Equal Temperament: Tuning the Modern Musical World

A Mystery That Begins with the Ears

Before the C-sharp existed, there was the problem of the C-sharp.

There is something every musician who has ever tuned an instrument knows, even if they have not thought much about it: tuning is hard. Not in the sense that it requires skill — it does — but in a deeper sense: tuning perfectly is, strictly speaking, mathematically impossible.

That claim sounds strange. Music seems like something ordered, precise, measurable. Notes have defined frequencies; intervals have exact numerical relationships. How can it be impossible to tune perfectly? The answer lies in a contradiction that the Pythagoreans discovered more than two thousand years ago and that seventeenth-century instrument builders were forced to resolve: the mathematics of musical intervals do not close. No tuning system can be perfectly just in all keys at the same time. For centuries, that imperfection sat at the heart of one of the most complex technical problems in the history of music.

The Problem: The Pythagorean Comma

To understand the problem of temperament, it helps to understand what an interval is and why its mathematics do not add up.

An interval is the relationship between two sound frequencies. The octave, the most fundamental interval of all, has a ratio of 2:1: if the note A vibrates at 440 hertz, the octave above vibrates at 880. This relationship is perfect, universal, recognised by every human ear as consonant.

The problem appears when we try to build the other intervals with the same mathematical rigour. The perfect fifth — the interval between C and G, for instance — has a ratio of 3:2. It is a beautiful, stable, perfectly consonant interval. If we start from C and ascend twelve successive perfect fifths, we should arrive exactly seven octaves above the original C. Mathematics says that is how it should work. But it does not.

When you ascend twelve perfect fifths of 3:2, the result does not coincide exactly with seven perfect octaves of 2:1. The difference is small — roughly a quarter of a semitone — but it is real and audible. Medieval mathematicians called it the Pythagorean comma, and for more than a thousand years it was a kind of secret scandal of music theory: the sonic universe does not close, is not perfectly round, has a crack in it.

The Practical Consequences: The Wolf

This mathematical crack had very concrete consequences for musicians of the fourteenth, fifteenth, and sixteenth centuries.

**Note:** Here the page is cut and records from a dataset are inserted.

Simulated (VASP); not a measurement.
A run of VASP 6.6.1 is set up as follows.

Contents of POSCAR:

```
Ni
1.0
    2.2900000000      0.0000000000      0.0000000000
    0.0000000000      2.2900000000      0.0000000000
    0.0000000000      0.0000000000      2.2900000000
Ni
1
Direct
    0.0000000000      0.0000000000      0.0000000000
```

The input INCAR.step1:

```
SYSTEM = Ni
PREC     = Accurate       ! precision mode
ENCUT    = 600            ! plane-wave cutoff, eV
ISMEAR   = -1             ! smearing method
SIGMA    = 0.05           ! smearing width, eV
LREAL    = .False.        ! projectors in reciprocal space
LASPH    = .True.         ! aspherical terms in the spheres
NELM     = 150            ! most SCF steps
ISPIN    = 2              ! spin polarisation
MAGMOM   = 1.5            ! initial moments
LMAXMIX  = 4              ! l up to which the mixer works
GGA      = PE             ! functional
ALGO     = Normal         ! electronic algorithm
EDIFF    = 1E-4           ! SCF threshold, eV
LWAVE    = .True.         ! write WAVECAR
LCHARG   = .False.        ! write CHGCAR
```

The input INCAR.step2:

The keyboard instruments of that era — organs, harpsichords, virginals — were tuned according to what we now call meantone temperament, which attempted to make major thirds perfect (the most important intervals in Renaissance polyphony) at the cost of slightly distorting the fifths. The result was that the instrument sounded splendidly in the most common keys — C major, D major, F major, G major — but produced increasingly distorted intervals as one moved toward keys with many sharps or flats.

The extreme case of this distortion had a name: the wolf interval. It was the interval produced by the ‘leftover’ fifth — the one that appeared when the cycle of fifths failed to close perfectly — and it sounded so bad, so dissonant, so alien to the rest of the instrument, that musicians called it the wolf because it howled. No musician played in the keys that contained it, simply because the result was unbearable. A keyboard tuned in meantone temperament thus had, in practice, a limited number of usable keys.

Equal Temperament: The Mathematical Solution

The solution to the wolf problem was elegant and, in a certain sense, philosophically bold: instead of trying to make some intervals perfect at the expense of others, why not distribute the imperfection evenly across all the intervals?

This is the idea of equal temperament: dividing the octave into twelve exactly equal semitones, each with the same mathematical ratio to the next. The octave remains perfect (2:1), but all other intervals are slightly imperfect. The fifth in equal temperament is not exactly 3:2 but an approximation that falls just two cents below the pure fifth. The major third is slightly wider than it would be in pure theory.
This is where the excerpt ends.